Bug 97546

Summary: fc-cache failure with /System/Library/Fonts
Product: fontconfig Reporter: Ed Porras <dev>
Component: fc-cacheAssignee: fontconfig-bugs
Status: RESOLVED FIXED QA Contact: Behdad Esfahbod <freedesktop>
Severity: major    
Priority: medium CC: akira, dickie, japuzzo, qliu, sci-fi, silas-freedesktop, xfacter, zmwangx
Version: 2.12   
Hardware: x86-64 (AMD64)   
OS: Mac OS X (All)   
Whiteboard:
i915 platform: i915 features:
Attachments: log output and cache files
Cleaned up traces with additional font traces in the loop that causes FcCacheOffsetsValid() to fail
proposed
I am still seeing "failed to write cache"
rc2 failure log
attachment-9604-0.html

Description Ed Porras 2016-08-31 08:25:09 UTC
Mac folks are seeing major performance issues with fontconfig 2.12.1 and this post to the fontconfig list by Zhiming Wang has some details about the issue:

  https://lists.freedesktop.org/archives/fontconfig/2016-August/005811.html

In short, fc-cache fails to cache fonts in /System/Library/Fonts and, from then on, every application that needs to read the cache triggers a cache build (which fails again). 

I first reported this to the homebrew folks. You can see how this is impacting performance from sample output here:

  https://github.com/Homebrew/homebrew-core/issues/4172

Other posts I've found:

  https://lists.freedesktop.org/archives/fontconfig/2016-August/005810.html
  https://trac.macports.org/ticket/52088

(FYI: "2.12" is not available in the Version field of this bug form).
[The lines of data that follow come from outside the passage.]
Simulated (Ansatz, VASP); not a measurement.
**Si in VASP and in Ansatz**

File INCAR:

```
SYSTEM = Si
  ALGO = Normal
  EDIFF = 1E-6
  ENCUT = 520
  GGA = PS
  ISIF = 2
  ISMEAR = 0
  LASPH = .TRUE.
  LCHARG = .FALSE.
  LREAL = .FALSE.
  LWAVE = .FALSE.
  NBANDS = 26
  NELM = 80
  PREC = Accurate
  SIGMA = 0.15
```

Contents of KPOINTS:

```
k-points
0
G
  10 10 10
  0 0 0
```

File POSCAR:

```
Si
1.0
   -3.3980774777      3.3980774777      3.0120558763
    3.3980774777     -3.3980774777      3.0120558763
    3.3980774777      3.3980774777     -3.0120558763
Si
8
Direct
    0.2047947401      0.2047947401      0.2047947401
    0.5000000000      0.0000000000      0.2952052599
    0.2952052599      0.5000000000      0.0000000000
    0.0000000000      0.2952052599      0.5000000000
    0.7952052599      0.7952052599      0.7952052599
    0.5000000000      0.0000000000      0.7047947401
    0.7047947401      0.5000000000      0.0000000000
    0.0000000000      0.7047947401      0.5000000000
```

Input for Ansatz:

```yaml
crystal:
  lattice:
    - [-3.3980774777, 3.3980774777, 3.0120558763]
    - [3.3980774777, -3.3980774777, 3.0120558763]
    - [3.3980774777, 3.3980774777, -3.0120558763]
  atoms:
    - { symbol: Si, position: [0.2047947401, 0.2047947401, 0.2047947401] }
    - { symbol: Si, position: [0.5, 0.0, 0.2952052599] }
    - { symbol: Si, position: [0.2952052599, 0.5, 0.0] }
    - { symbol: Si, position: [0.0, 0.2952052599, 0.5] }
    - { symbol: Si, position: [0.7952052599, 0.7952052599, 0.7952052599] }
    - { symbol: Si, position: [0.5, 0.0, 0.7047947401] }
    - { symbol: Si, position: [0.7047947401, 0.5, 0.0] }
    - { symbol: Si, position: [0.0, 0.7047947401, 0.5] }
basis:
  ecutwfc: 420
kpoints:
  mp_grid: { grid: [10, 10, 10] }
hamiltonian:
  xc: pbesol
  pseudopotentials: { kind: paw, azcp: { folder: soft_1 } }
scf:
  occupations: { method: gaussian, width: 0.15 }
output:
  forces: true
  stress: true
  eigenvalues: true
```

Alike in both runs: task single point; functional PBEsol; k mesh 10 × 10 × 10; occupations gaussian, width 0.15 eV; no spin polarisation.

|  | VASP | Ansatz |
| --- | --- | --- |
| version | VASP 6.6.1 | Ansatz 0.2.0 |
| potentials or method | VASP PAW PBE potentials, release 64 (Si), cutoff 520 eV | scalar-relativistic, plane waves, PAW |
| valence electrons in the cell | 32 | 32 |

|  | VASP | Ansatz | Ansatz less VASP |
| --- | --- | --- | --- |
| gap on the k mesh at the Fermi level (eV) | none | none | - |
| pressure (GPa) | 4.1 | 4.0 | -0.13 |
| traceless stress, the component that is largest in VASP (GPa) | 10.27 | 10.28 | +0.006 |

Let me know if you need anything to help debug this.

Thank you.
Comment 1 Zhiming Wang 2016-08-31 08:38:45 UTC
Two extra pieces of crucial information from the aforementioned bug
report on the mailing list [1]:

1. The offending commit is 7a4a5bd [2] "Properly validate offsets in
   cache files."

2. A previously valid cache of /System/Library/Fonts (created by fc
   2.12.0) can be downloaded from [3].

[1] https://lists.freedesktop.org/archives/fontconfig/2016-August/005811.html
[2] https://cgit.freedesktop.org/fontconfig/commit/?id=7a4a5bd7897d216f0794ca9dbce0a4a5c9d14940
[3] https://dl.bintray.com/zmwangx/generic/fontconfig-2.12.0-cache.tar.gz
Comment 2 Akira TAGOH 2016-08-31 09:22:18 UTC
need a help to investigate on the debugger what checking is failing in FcCacheOffsetsValid() or FcDirCacheMapFd()
Comment 3 Ed Porras 2016-09-02 13:04:15 UTC
Apologies for the lack of response. I'm traveling this week and got stuck overnight in Atlanta due to the storm. I'll try running with a debug version asap.
Comment 4 Ed Porras 2016-09-08 03:01:53 UTC
Created attachment 126290 [details]
log output and cache files
Comment 5 Ed Porras 2016-09-08 03:09:08 UTC
Ugh.. I had some comments typed out but they were lost when I attached the file. 

Anyway, the issue is happening in FcCacheOffsetsValid(). It returns false towards the end because the final loop results in j < 0.

I've included some output setting FC_DEBUG to 100 and 1024 plus some custom traces I've added myself (with 3 comments indicating where execution hangs). It took me a while to get things set up so I could debug this but now I'm ready if you'd like me to try any steps to help you track this down.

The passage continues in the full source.